How to become a music promoter: Sally's story
Music promoters work closely with musicians. They find new acts and then manage and develop their careers.
Sally Bryant is a music promoter at Futuresound Group. She also manages new artists on a label called Dance to the Radio. Sally always knew that she wanted to work in the music industry and became a promoter after studying Popular and World Music at university and working at gig venues whilst still a student.
Scroll down for more information on skills, working hours and salary.
What skills do I need?
Aside from a demonstrable passion for the music industry and a knack for discovering new musical talent, you will also need:
- good verbal and written communication
- the ability to lead and motivate a team
- strong organisational skills
- excellent marketing and promotion skills.
What to expect if you want to be a music promoter
Sally is both a music promoter and a music manager. If you want to find out more about what to expect as a manager, check out Colin Lester's story.
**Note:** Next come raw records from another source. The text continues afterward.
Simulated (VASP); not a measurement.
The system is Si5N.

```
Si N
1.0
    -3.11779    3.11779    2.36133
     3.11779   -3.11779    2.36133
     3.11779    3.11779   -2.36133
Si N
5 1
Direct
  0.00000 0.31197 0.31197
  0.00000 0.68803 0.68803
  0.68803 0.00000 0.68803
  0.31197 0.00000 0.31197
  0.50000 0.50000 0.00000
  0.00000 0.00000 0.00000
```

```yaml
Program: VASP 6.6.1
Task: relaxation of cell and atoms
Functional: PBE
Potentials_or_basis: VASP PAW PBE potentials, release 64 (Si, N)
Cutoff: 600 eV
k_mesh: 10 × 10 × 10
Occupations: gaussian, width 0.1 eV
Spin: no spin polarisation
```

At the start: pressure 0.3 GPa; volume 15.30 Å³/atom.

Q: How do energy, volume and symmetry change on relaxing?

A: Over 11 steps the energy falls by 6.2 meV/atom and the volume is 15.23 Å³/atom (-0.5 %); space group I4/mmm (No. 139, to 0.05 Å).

What will I get paid? Salaries can vary between £12,000 to £60,000 per year.
Where will I work? You will mainly be office-based and may need to attend gigs or other industry events too.
What are the working hours like? It depends on the project, but some weekend or evening work is likely.
What qualifications do you need to be a music promoter?
Experience and knowledge of the music industry is essential. Qualifications in music production, marketing, or music business could also be helpful.